3.3 Dimensions, Factors and Measures

The analysis of RE definition pointed to a magnitude of dimensions, factors and measures which can be useful in informing research and practice. These include culture, cognition, behaviours, levels and the gap between work-as-imagined and work-as-performed.

Culture and RE. The first connections between resilience and culture was proposed by Reason [40], who integrated Mintzberg’s (1989) three drivers of commitment, competence and cognisance with principles, policies, procedures and practices into a Checklist for Assessing Institutional Resilience (CAIR); a questionnaire for assessing organisational resilience quantitatively. The tool was further developed and used to measure resilience in aviation [41] and healthcare [42]. Flin [26] introduced ‘managerial resilience culture’ where commitment to safety was guided by a firm belief that when safety and production goals conflicted, managers ensured that safety predominated, and a climate of (i) workers and managers being more able to speak up when they were concerned about safety, (ii) workers being assured of not being penalised when they challenged their superiors, stopped production or expressed their concerns about safety risks. Wreathall [43] provided an initial set of ‘themes of highly resilient organisations’ which included (i) top-level management commitment, (ii) just culture, (iii) learning culture, (iv) awareness, (v) preparedness, (vi) flexibility and (vii) opacity; arguing there was a ‘need to tie these approach to the concepts of resilience’. The first three of these can be associated with Flin’s managerial resilience. Skogdalen [44] suggested these dimensions could be mapped into an organisational-human and technical factors model, the OMT method, while Bracco et al. [45] integrated these into a skills-rules-knowledge (SRK) framework for examining resilience in healthcare organisations.

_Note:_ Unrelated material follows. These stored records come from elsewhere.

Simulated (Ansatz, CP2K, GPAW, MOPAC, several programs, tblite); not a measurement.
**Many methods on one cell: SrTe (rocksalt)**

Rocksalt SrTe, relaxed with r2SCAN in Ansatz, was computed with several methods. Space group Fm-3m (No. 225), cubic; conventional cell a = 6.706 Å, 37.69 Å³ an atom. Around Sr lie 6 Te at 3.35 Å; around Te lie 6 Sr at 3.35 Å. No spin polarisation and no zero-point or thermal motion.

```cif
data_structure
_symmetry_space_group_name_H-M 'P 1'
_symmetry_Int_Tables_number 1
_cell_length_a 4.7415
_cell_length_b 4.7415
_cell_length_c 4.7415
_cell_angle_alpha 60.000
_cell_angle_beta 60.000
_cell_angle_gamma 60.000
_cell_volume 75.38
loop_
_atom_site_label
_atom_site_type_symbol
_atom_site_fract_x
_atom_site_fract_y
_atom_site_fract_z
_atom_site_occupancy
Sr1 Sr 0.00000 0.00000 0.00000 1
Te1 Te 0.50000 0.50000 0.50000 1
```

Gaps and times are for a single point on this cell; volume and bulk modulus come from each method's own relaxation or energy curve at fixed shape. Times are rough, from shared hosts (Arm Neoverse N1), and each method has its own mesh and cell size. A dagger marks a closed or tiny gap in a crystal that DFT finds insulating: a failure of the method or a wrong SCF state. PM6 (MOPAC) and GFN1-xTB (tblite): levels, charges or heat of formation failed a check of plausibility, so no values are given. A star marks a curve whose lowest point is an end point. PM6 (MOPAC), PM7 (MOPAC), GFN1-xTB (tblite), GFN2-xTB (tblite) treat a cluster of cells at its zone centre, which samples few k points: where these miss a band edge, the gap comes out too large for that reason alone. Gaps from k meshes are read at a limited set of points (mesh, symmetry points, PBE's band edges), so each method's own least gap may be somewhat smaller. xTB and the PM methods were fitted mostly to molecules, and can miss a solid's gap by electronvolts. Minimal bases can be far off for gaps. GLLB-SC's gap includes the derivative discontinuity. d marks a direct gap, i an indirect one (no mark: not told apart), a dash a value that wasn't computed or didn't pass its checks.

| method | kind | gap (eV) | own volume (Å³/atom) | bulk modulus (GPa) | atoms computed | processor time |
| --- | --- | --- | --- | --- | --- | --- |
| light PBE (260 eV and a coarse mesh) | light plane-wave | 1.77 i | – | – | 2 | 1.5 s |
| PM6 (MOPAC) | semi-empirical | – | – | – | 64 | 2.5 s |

Cognition and RE. Apart from culture, another dimension that has been published involves cognition. Back et al. [46] linked cognitive resilience with reflective management practice, arguing that identifying those strategies that people used to support performance in everyday situations was useful in identifying behaviours that enabled people to recognise and adapt to changes, disruptions and surprises created by the system. Back et al. [47] decomposed these at five levels of granularity, including (i) individual, (ii) small team, (iii) operational, (iv) plant and (v) industry. Bracco et al. [48], on the other hand, decomposed at the levels of skill (S), rules (R) and knowledge (K) suggested by Rasmussen (1983). Similar to culture, most of these papers are largely conceptual in nature, so more empirical investigations are necessary to clarify the relationship between RE and cognition.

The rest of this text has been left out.